Lee Jamison

Trinity County Courthouse and Jail - Lee  Jamison

Trinity County Courthouse and Jail, 2018

Painting oil on canvas  
12 x 24 in

Location: W. First Street, Groveton, Tx.

We used to drive past this interesting building often on trips to visit Melinda's parents near Nacogdoches. I've never seen another courthouse that looks the same or seems to be in the same family, though the claim is that this one began, in 1908, patterned after the Polk County Records Building in Livingston. It was then appended to. That seems to coincide with the odd pattern of Groveton itself, which has a unique downtown in which a little spur of Main Street juts off from First Street in front of the courthouse, like an outdoor movie sound stage. But even that doesn't symmetrically align with the courthouse. It's off center, as though to make a kind of nod to the jail.

Jails in East Texas appear to have been points of notable civic pride. In many counties they are prominently displayed, as this one is, on the courthouse square. In Jasper the WPA jailhouse is even placed in front of the courthouse. Here an Art Deco WPA jail is, as it were, given equal billing. But civility is not neglected in Groveton. Just beyond the courthouse on the same grounds is the public library.

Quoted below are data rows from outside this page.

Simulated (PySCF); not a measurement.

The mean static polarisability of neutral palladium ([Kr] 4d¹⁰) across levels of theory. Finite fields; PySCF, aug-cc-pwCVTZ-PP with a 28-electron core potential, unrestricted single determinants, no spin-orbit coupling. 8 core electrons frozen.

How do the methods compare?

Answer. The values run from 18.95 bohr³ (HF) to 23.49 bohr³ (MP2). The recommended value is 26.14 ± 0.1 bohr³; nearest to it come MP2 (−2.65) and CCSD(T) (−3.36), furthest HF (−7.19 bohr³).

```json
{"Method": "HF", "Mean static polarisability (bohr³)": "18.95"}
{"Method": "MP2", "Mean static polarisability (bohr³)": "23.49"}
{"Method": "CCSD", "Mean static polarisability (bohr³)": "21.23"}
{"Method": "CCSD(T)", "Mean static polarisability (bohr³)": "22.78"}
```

All this points to how temporally close we are to something like the frontier in Texas generally. When these buildings were built three prior courthouses (probably properly aligned with Main Street) had been burned in sometimes suspicious fires. Records had even been stolen and never recovered. The Texas Historical Commission entry on this courthouse states that by the time the first wing of this building was built (on the far right) the people of the county had been convinced of the necessity of a "substantial building" to protect public documents. Hence that original wing was called the "Records Vault". A rock Jail didn't just show the people were safe, but they were civilized in their treatment of transgressors. And, of course, a library proved the public cherished culture.